After just two seasons at the helm, Tiffany Darling has resigned as head coach of the Peninsula College women's basketball team.
College athletic director Rick Ross confirmed Darling signed a letter of resignation that she submitted to college president Tom Keegan on March 12.
Ross declined to comment regarding Darling's reasons for her resignation; Darling had not returned phone calls as of late last week.
In two seasons as head coach at Peninsula, the Pirates were 24-26, including a 15-17 mark in NWAACC play. After finishing with a .500 mark in conference play in 2006-07, the Pirates had a solid recruiting class and high hopes for 2007-08. But injuries thwarted star recruit Ayla Brown's debut, 2006-07 star Brooke Helpenstell decided not to play and sophomore starter Kathleen Wilson left the team before season's end.
Now, the Pirates are looking for their third coach in four years.
"We're trying to move on that as quickly as possible," Ross said, noting that recruiting for 2008-09 players is already under way. "One of the challenges for us is what to put together to offer a prospective coach. As soon as we have that laid out, we'll post that job."
As of late last week, assistant coach Kathy Langston, a 30-year veteran of high school and college coaching, is assuming recruiting and other coaching responsibilities, Ross said.
"We've got a really good core (of players)," Ross said. "We want to find someone they're happy they're playing for and someone who can be out recruiting."
Ross said that it can be hard to keep community college coaches at one school because of the nature of the career: coaches often use such positions as springboards to bigger schools.

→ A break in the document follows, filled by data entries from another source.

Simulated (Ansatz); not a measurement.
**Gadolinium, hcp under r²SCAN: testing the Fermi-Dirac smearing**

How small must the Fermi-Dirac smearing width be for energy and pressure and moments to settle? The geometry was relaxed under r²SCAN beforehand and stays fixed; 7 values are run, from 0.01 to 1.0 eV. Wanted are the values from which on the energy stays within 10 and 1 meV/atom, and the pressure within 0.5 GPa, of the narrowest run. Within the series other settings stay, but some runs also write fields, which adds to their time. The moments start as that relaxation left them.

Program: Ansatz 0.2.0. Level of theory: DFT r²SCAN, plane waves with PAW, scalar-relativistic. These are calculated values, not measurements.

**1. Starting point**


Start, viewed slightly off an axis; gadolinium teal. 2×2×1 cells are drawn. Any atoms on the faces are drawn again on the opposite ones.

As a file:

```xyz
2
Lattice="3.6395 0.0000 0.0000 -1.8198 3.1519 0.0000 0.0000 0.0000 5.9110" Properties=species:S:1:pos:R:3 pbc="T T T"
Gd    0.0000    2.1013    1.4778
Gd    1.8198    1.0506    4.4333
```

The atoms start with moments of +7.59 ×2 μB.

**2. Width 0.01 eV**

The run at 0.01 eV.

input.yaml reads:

"Some (coaches) stay longer than others; you hope they stay around," Ross said. "But we also support their career goals."
Darling came to Peninsula College after a stint as assistant coach at St. Martin's University in Lacey. Prior to that, she was the head coach at Warden High School in eastern Washington where, in only two years, her team won the league championship, the school's first-ever district championship and a berth at state.